Brent posts weekly gain, US crude falls on inventories data
Oil prices were headed in different directions this week. While US crude futures were in decline, Brent prices rose in London amid signs of further progress in Europe’s efforts to resolve its debt problems.
This week, the EU managed to agree on a deal to tighten fiscal discipline within the euro zone by introducing automatic penalties for countries that breach their budget deficit targets. All EU members except for Britain and the Czech Republic signed the agreement.
In the meantime, Greek Prime Minister Lucas Papademos said the debt-ridden country has made “significant progress” it its negotiations with private bondholders to hammer out a deal that would reduce its debts and enable it to secure further financial aid from the EU and the IMF.
If Greece missed out on the next €130 billion bailout package, it will likely fail to pay €14.4 billion worth of bonds that are due on March 20 and go into a default.
Papademos suggested that a deal could be in place as soon as early next week.
Oil futures in London and New York received more support from Wednesday’s manufacturing data released by the Chinese government. The official PMI index for January came in at 50.5, an increase from 50.3 in the previous month.
Readings another 50 indicate an expansion, while anything below that level signals contractions.
HSBC’s gauge of manufacturing activity in China, which was released earlier in the week, stood at 48.8.

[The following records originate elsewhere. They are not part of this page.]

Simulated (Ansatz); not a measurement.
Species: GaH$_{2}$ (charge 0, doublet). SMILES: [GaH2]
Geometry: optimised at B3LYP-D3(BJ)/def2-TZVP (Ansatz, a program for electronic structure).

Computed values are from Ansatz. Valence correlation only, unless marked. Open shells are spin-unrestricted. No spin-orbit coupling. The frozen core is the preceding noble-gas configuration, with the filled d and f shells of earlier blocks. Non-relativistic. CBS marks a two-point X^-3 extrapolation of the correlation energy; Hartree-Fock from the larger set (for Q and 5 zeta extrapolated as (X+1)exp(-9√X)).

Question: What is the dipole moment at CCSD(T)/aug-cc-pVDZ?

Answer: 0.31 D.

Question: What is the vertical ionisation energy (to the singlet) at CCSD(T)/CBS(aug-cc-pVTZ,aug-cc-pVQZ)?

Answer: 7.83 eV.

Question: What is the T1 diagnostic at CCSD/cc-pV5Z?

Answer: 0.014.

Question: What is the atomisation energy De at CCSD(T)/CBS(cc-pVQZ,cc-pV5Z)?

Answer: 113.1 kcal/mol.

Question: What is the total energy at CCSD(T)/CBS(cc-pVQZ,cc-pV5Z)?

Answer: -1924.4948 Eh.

Likewise, this week’s US jobs data was positive. On Thursday, the Department of Labor reported a decline of 12,000 to 367,000 in the number of initial applications for unemployment benefits for the week to January 29.
A day later, the closely watched non-farm payrolls report revealed that the US economy created 243,000 jobs, while expectations were for an increase of up to 150,000.
In addition, the jobless rate surprisingly dropped from 8.5 percent to 8.3 percent, which was seen as another sign that the economic recovery in the world’s largest energy consumer is picking up speed.
While Brent crude added roughly US$3 during the week, US benchmark crude declined after the Department of Energy said US oil inventories added a massive 4.2 million barrels last week as demand for crude from refineries fell.
US light, sweet crude for March delivery, currently the most actively traded contract on the New York Mercantile Exchange (NYMEX), ended the week at US$97.84/barrel.
March Brent crude closed at US$114.71/barrel on the ICE Exchange yesterday.
Oil and gas majors were headed in different directions this week.
BP (LON:BP.) advanced from 464.55 pence to 484.5 pence over the past five days of trading, while fellow supermajor Royal Dutch Shell (LON:RDSB) fell from 2,311 pence to 2,294 pence.
BG Group (LON:BG.) declined from 1,430 pence to 1,425 pence, while Cairn Energy (LON:CNE) rose from 282.2 pence to 288.8 pence and Tullow Oil (LON:TLW) rallied from 1,369 pence to 1,462 pence.